Two weeks ago I started doing the SAT Question of the Day with my iPhone app. My son Jamin, a junior in high school, has been in AP and SAT testing mode and I wanted to connect with what he’s experiencing. Most days I get them correct (Yesss!), but some days I need to use the “hint” button to help me. Just knowing the hint button exists makes me feels better. In many classrooms, coaches play the role of the hint or tip button. Many of us have the opportunity to see teaching and learning in multiple grades and classrooms within the same day so we amass tips as we learn from the best.
Here are three I learned and shared this week:
*Trying to increase your positive noticing? Here’s a tip. When monitoring your ratio of positive comments to redirects, it can be helpful to place pennies in the lefthand pocket and move them to the righthand pocket as you positively notice a particular student. It’s not something you would use very often, but can work in the beginning to establish a new habit.
*Looking to shorten minilessons? Here’s a tip. If teachers pose a question such as, “What might be a good name for our cranky character?” and call on a few students, that eats up precious minilesson time for a fairly insignificant detail. Instead, try a chorus response where students respond at the same time in a regular speaking voice. A teacher catches 2-3 responses, the students all had a chance to share and the minilesson moves on. If you missed this April post from the Two Writing Teachers blog regarding mini lessons, it was a good one:
Another classic is Shari Frost’s Choice Literacy, “Putting the Mini Back in Minilessons.”
*Working to help a writer find a topic? Here’s a tip. When I approach a student who is searching for a topic by sharpening his pencil, using the restroom and peeling crayons, I find this is a good starter question.
Me: Are you more an outside kid or an inside kid?
Kid: Inside kid.
Me: What do you like to do right when you get home?
Kid: Play XBox.
Me: Besides playing XBox, because those can be harder experiences to write about, what do you do?
Me: If I could see you at your house, what would I see you doing?

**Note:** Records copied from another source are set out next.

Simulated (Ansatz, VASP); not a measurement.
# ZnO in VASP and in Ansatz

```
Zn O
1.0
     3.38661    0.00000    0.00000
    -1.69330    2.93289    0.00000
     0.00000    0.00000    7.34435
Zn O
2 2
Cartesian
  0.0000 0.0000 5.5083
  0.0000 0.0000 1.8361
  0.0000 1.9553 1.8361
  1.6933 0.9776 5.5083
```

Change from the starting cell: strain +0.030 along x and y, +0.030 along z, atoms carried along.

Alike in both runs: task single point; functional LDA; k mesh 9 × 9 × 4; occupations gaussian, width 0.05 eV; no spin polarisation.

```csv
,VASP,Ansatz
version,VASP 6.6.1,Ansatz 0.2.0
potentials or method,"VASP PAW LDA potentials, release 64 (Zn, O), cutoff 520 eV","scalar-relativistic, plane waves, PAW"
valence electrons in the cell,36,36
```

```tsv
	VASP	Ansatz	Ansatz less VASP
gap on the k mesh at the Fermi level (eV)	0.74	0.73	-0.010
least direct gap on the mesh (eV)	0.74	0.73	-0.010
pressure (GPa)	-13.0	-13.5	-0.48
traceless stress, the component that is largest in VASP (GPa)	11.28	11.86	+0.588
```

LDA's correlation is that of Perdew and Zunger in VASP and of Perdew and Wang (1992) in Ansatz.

Kid: Shrugs. Playing legos.
Me: Seriously? I love legos. Have you ever thought about writing about that?
Another good one is, “If you could be somewhere else right now, where would you be?”
*And completely unrelated to coaching, did you know that if you cover guacamole with about a half inch of water it will provide a barrier to the air and keep it from turning brown? I love great tips!
What tips have you been learning and sharing this week?